The Internet Association (IA), a trade association representing Facebook, Google, and Twitter, filed a legal brief with 22 state attorneys general to challenge the Federal Communications Commission’s (FCC) repeal of the agency’s 2015 net neutrality rule.

The Internet Association believes that the country needs net neutrality because the broadband market is not competitive enough to allow consumers to switch between ISPs if they disagree with their policies.

While the IA argues that ISPs have a monopolistic control over the broadband market, a Wall Street Journal article pointed out that Google drives 89 percent of Internet search, Google and Facebook absorbed 63 percent of online ad spending last year, and Google and Apple provide 99 percent of mobile phone operating systems, while Apple and Microsoft supply 95 percent of desktop operating systems.

IA President and CEO Michael Beckerman said in a statement on Monday, “Strong net neutrality protections ensure that consumers, not ISPs decide what websites and apps you can use. Chairman Pai’s 2017 rules took these protections away from consumers, and IA will continue our fight to restore them in every available venue.”

“The internet must remain open and free from unreasonable traffic discrimination,” said Stan Pierre-Louis, an executive at the Entertainment Software Association (ESA).

FCC Chairman Ajit Pai repealed the Obama-era net neutrality regulation last December, believing that the rule stifled Internet freedom.
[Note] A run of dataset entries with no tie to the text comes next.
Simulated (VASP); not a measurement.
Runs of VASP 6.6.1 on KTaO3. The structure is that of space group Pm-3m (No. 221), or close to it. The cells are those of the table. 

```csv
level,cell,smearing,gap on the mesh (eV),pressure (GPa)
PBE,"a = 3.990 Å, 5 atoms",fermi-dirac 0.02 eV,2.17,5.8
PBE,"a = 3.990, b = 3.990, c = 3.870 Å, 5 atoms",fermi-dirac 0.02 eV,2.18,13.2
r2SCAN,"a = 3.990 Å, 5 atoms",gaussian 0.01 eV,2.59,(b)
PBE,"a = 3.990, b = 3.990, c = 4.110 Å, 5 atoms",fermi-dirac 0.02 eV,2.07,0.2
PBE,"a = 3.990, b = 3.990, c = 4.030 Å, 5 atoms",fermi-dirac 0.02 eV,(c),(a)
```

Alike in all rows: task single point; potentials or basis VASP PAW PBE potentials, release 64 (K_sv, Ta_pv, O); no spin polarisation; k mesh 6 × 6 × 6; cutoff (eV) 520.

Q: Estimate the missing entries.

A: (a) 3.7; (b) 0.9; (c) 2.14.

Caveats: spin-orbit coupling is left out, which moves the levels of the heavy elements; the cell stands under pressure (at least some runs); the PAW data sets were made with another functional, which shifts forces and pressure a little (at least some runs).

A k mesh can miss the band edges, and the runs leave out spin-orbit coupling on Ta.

The FCC’s Restoring Internet Freedom Order, which repealed net neutrality, contended that under net neutrality, content providers such as Facebook, Google, and Twitter have stifled free speech on the Internet, censored conservative and alternative voices, and serve as a greater threat to free speech compared to ISPs.

In the Internet Association’s brief on Monday, they suggested that ISPs can “position themselves as ‘gatekeepers’ between edge providers and their customers,” which can limit “consumer choice.”

“ISPs can abuse their gatekeeper position by restricting consumer access to online content, which in turn harms edge providers,” IA added.

Twitter, a member of the Internet Association, has become embroiled in controversy over its “shadowbanning” practice, which limits the reach of a Twitter account’s reach. Facing increasing pressure from lawmakers, Twitter chief executive Jack Dorsey agreed to testify before the House Energy and Commerce Committee on September 5 regarding his content moderation and censorship practices.

However, many tech experts, including Pai, have charged that Facebook, Google, and Twitter, also known as edge providers, have become the true gatekeepers of the Internet, which allows them to censor on a significant scale. Facebook, Google, and Twitter are edge providers, or companies that host online content and use a customer’s ISP to deliver content to that particular user. The Federal Trade Commission (FTC) regulates and polices edge providers, whereas the FCC regulates ISPs.

Pai elaborated during a speech in November 2017:

In this way, edge providers are a much bigger actual threat to an open Internet than broadband providers, especially when it comes to discrimination on the basis of viewpoint.  That might explain why the CEO of a company called Cloudflare recently questioned whether “is it the right place for tech companies to be regulating the Internet.” He didn’t offer a solution, but remarked that “what I know is not the right answer is that a cabal of ten tech executives with names like Matthew, Mark, Jack, . . . Jeff are the ones choosing what content goes online and what content doesn’t go online.

Former Federal Communications Commission (FCC) Wireless Bureau Chief Fred Campbell has argued that Congress should repeal Section 230 of the Communications Decency Act, which Campbell contended in an interview with Breitbart News allows social media giants such as Twitter, Google, and Facebook to censor without legal recourse.

“They’re subject to a legislative exception that is a couple decades old, overturning a century of law. If they want to play editor, great, then comply with the laws that all of the others editors comply with and give up your special exemption,” Campbell charged.

Campbell also said, “We the people should decide whether Google and Facebook can censor and block content.”

President Donald Trump took to Twitter last week and called out giant social media companies such as Google, Facebook, and Twitter for censoring “millions” of Internet users.

“Social Media Giants are silencing millions of people,” Trump cautioned.

The president added, “Can’t do this even if it means we must continue to hear Fake News like CNN, whose ratings have suffered gravely. People have to figure out what is real, and what is not, without censorship!”